New Melville Golf Classic winners

An unfancied Fairfield College staff team has stunned the favourites to win the Melville Golf Classic at Ngahinepouri.

The Fairfield Three Putts team of Scott Major, Chris Langley, Charlotte Willson and Kendall Pears were first time entrants, and nobody was tipping them, but they smashed the field with a net of 49 off a 15 handicap, in an ambrose format through 18 holes.

To underline their superiority, Pears also took home the award for both the longest drive and the “closest to the pin” shots for men, and Willson did likewise for the women.

“We are very humble in victory,” Pears said in hugging the trophy. “Fairfield College has long been a sleeping giant in Waikato sport, but this is a sign it is awakening from its slumber.”

Melville will now need to stitch together a powerful syndicated team next year to reclaim the Auld Mug from Fairfield and restore club pride, perhaps even having to bring the Noorlands out of golfing retirement.

Second were defending champions Advance Joinery with a 53.5 net from a 13.5 handicap. Advance boss Kris Allen was disappointed team anchor Paul Tubby Smith had not been able to get them home via his handicapping skills.

“We have an old saying in joinery – measure twice, cut once,” Allen ruminated. “Tubby really should have measured those handicaps a second time. Of course golf is the only game in the world where a precise knowledge of the rules can earn you a reputation for bad sportsmanship.”

Advance Joinery team of Kris Allen, Gary Monaghan, Stu Timings and Paul (Tubby) Smith.

Because he is from Sheffield, miserable comes easily to Allen, but he cheered up significantly when he was awarded the prize for most lost balls. However he was not the worst golfer. By popular acclamation that award went to Melville Feds coach Merv Williams, who was even worse.

Merv Williams, flanked here by team mates Arran Clement and Wytse Bouma, was honoured as worst golfer.

Third place went to the travelling Waitemata AFC team, playing off an 11.7 handicap.

One notable golfer among the field was Hamilton Labour List MP Jamie Strange, who boosted the GJE Electrical team. Strange carded an 11-handicap in his prime and is still a useful golfer.

Labour List MP Jamie Strange was powered by Jacindamania

Strange is also a former club member, having played for Melville’s Reserves and Waikato A team a decade ago.

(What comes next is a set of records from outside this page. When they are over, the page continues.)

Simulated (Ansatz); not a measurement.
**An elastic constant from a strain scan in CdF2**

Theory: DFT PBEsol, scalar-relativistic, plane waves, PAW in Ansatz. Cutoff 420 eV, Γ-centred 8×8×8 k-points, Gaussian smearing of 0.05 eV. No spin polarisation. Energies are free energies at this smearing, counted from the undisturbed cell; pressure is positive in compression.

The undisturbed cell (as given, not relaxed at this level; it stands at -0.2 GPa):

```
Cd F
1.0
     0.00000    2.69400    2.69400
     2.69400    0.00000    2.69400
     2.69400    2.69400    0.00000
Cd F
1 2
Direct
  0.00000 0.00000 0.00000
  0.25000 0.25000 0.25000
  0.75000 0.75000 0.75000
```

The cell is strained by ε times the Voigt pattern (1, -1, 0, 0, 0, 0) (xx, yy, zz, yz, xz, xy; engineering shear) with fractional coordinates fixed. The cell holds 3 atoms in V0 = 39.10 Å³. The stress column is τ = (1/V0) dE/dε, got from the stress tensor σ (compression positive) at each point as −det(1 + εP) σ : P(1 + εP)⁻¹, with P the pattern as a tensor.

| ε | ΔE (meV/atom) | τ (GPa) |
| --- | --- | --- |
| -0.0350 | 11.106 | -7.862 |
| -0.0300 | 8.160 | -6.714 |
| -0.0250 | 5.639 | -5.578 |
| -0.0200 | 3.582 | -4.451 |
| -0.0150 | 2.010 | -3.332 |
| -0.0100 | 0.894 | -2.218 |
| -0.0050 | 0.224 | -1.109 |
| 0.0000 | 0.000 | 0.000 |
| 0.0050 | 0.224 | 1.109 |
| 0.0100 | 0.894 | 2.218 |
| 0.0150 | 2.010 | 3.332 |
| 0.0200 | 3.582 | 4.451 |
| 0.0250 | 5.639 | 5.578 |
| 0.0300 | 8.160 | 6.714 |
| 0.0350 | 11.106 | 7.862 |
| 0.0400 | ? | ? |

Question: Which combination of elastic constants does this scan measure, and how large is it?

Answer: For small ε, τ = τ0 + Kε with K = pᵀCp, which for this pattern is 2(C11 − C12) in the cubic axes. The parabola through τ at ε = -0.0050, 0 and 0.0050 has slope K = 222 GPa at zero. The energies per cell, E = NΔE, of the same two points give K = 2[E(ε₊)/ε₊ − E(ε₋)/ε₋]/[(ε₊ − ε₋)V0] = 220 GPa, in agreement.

The tournament raised over $6000 for the club, and chairman Wytse Bouma thanked Michael Mayne and Sam Wilkinson for their inspired work in organising it, and the sterling input of commercial manager Steve Owens.

Sponsors were: Research Motors, Provident Insurance, GJE Ltd Electrical Contractors, Lodge Real Estate (Manu Nahna), Freedom Villages, Southern Autos Manukau, SD European, Advance Joinery, Allfast Solutions, Harcourts Whangamata, Premier Skills, Whitfield Braun Barristers & Solicitors.

For the first time in years Owens got his clubs out and contested the tournament, leading the floral Team Owens to runners-up spot as the best dressed behind Team #843 (in ill-fitting old Melville jerseys).

Team #843 of Kyle Wisnewski, Luke Searle, Flynn O’Brien, Josh Davies and Likeable Mouncher.

Third in the best-dressed stakes was Advance Joinery, sporting an array of shirts from shit English football club.

Team Owens added colour to the Classic

But the best-dressed awards were just a sign the judges don’t always get these things right.

Because easily the most interestingly dressed individual was Neil Mouncher. The former detective sergeant – who has now turned his hand to house painting to try and gain more friends and community respect – delved deeply into the dusty recesses of both his wardrobe and his mind to dredge out a 1996 Waikato United shirt (No 17) from the final game (away to Napier) played under that name before amalgamation with Melville AFC.

Neil Mouncher has only vague memories of when he was in his prime in 1996

That occasion has always haunted The Mooch because on the trip home, as Waikato’s most fervent Sunderland fan he was subjected to ridicule when he was unable to name the Sunderland team which won the FA Cup in 1973. On this occasion Mouncher’s memory failed again him, when he was asked who had worn the No 17 shirt during that final Waikato season. (The correct answer is it was shared by Che Bunce and Dominic Rogerson in 1996, according to football historian Ron Anorak.)

The Melville Golf Classic is also a great business networking opportunity, as illustrated by Provident insurance’s Steve Owens and Labour MP Jamie Strange.

Biggest tournament disappointment was the failure of the Premier Skills team to fire, given they had former top golfer Darrion Jamieson in their team.

Taylor Clement won Best Mullet

Award for most divots went to Derek Waldegrave from the Waitemata team. The Marc Evans Memorial Award for Most Fluid Consumed went, disturbingly, to northern league stopper Luke Searle from Team #843.

LUKE SEARLE: Channeled his inner Marc Evans

Meanwhile in hailing the success of the tournament and trying to spruik further interest for next year, Melville club manager and former Rotherham golf product Phil Wheatley argued that for footballers on their day off, no other sport was as suited for ethical or metaphysical examination as golf.

“The Melville Golf Classic is an occasion where decorum always takes precedence over showmanship and it is perhaps the one event on the club calendar where deep philosophical questions become par for the course over a 5-hour period,” Wheatley said, after winning the sausage-eating contest.

“Indeed, a persuasive case can be made that there is a useful and instructive analogy between the best golfer and his pursuit of excellence in the game of golf, and the good human person and his pursuit of human flourishing.

“Though golf does not require great stamina, the coordination involved in hitting a ball hundreds of yards to a small patch of grass is a testament to human evolution and perseverance. The golf swing is one of the most frustratingly complex and difficult manoeuvres to master in all of sport and it is this which gives it such a compelling aesthetic dimension.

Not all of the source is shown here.